Have you ever noticed, really noticed, how identified you are with your thoughts? Maybe you don’t even know what that means. It means there is nothing between you and your thoughts. You are your thoughts. Most of us live this way, not knowing there is an alternative. We think a thought, and totally believe it. It starts from the moment we wake up until we sleep. The train of thought never stops and we are absorbed and believe each one. “I didn’t sleep well,” “Wow, the traffic today,” “He pissed me off,” “I’m always late,” “I need to lose weight,” – all of these are opinions the mind creates in response to the external world.

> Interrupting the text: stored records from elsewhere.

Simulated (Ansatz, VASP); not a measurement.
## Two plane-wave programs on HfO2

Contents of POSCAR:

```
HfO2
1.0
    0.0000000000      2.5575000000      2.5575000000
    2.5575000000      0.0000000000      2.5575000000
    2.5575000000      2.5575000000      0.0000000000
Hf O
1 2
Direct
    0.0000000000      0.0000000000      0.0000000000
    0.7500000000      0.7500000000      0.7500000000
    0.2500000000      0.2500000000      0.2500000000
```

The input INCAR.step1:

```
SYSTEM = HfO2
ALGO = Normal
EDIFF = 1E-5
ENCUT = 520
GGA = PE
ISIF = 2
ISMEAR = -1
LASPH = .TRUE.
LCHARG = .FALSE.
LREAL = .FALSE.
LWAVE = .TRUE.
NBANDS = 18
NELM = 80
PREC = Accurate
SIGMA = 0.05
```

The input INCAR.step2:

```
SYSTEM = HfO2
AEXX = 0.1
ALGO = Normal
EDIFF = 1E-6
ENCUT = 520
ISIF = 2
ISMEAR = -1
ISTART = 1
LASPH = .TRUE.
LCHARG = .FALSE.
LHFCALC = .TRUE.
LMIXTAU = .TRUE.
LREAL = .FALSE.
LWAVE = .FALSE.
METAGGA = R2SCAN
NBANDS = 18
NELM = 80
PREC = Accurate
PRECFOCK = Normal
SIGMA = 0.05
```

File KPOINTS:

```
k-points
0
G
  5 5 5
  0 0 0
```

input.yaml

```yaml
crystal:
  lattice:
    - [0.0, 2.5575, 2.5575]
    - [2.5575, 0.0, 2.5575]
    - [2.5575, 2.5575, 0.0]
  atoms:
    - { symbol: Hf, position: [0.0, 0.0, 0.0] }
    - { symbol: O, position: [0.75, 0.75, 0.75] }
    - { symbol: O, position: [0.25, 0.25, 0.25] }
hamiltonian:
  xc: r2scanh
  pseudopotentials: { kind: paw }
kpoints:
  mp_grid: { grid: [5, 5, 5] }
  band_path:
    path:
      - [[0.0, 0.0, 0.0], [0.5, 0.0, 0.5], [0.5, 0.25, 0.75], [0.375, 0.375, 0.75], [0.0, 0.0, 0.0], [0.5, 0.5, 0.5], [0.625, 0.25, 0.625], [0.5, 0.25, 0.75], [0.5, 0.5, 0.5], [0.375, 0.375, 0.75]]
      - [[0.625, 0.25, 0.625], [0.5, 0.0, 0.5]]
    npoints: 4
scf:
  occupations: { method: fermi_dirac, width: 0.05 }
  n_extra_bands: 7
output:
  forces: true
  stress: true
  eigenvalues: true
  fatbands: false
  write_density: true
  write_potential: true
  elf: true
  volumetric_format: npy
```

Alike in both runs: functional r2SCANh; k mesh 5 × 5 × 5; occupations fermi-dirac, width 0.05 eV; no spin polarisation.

Thoughts are like clouds – constantly changing with the atmosphere. One day, you love your job, the next, the mind tells you to quit. You don’t question any of it, accepting every thought as true- even if the opposite was thought the day, hour, or minute before. The mind just wants to lure us in, tantalize us with its next new idea, or old idea we’ve thought a million times. It wants to get us charged up about it, identified with it, accepting of it, and then keep the hypnosis going with the next shiny bauble and the next.
This keeps us from noticing what’s really going on around us: life. The curtain of thoughts stands between us and the present moment, a filter on top of reality. Reality is that I am a woman sitting in a room on a computer typing words. Mind-identified reality is that as I am writing my knee hurts, I want to stop, I need to check my messages, my writing sucks, I’m hungry, I can’t wait for the weekend, why am I even trying?
The mind thinks it knows it all and is always trying to stay one step ahead of everything as a form of protection. And then it makes a worst-case scenario of any issue to try and help us prepare for it. “Your knee hurts- you know you probably tore something, better get an MRI,” “Your boss didn’t reply to your email, you’re going to get fired.” Then a week later the knee is better, and the boss writes back, and then the mind has to make up something else, some other problem.
The know-it-all mind also pigeonholes people in all of our relationships into boxes based on past experience, therefore not allowing room for the person to be any different. Then we react to them based on the past, so they react like they always have, and on and on. We are rarely present enough to experience others without these filters pasted onto them.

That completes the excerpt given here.